What is a Will?
A Will is a special written legal document that attracts a special format in order to remove any ambiguity and ensure that your wishes are carried out after death. Essentially it facilitates control over who will receive your assets and belongings after you die as well as who will supervise the distribution and management of your estate. It also allows you to stipulate a guardian for your children.
Should I make a Will?
Anyone over 18 years of age should have a Will. It is the only way you can ensure that your dependants are taken care of and that your assets are passed on to those who you nominate. Even if you do not have many assets a Will is important. If you were to die and did not have a Will, your assets would be divided up in accordance with the intestacy rules which, will not take into account your wishes or the particular situation. However, contrary to popular belief, your assets will not be given to the government unless a next of kin is not contactable or cannot be located.
How do I make a Will?
A Will must be a written document containing at least one person as a beneficiary, the person to whom your assets are bequeathed. A Will should also stipulate at least one person to act as the executor to oversee financial matters, oversee the distribution of the estate and address any other matters that may arise.

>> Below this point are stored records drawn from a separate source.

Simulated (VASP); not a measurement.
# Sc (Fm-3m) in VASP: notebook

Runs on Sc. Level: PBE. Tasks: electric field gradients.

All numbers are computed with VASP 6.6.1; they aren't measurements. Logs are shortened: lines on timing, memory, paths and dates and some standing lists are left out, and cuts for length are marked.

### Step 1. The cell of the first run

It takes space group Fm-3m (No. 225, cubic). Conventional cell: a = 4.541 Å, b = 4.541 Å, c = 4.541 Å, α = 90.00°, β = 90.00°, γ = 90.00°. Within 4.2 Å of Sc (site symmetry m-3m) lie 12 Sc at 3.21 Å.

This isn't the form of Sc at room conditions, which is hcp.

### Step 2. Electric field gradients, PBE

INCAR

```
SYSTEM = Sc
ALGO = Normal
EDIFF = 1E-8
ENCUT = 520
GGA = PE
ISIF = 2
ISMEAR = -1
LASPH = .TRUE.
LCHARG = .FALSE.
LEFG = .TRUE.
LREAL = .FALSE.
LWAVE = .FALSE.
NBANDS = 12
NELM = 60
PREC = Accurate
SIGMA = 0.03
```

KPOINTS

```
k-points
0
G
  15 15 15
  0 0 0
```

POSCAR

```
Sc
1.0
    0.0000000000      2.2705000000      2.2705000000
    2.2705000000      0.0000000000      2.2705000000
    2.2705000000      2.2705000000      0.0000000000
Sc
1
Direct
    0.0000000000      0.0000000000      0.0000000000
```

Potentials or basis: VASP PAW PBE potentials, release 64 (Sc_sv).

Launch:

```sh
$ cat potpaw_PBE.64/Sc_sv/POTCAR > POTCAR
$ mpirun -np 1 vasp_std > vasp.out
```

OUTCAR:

The Will should be clear and concise. It must be witnessed by at least 2 persons over the age of 18, who are not beneficiaries or the spouses of beneficiaries. The executor, if not a beneficiary, is able to witness the signing of a Will. The Will must be signed in the presence of both witnesses and the person declaring the Will, known legally as the testator. Wills Advice of course, will be able to ensure that these requirements are met.
What does a Will Include?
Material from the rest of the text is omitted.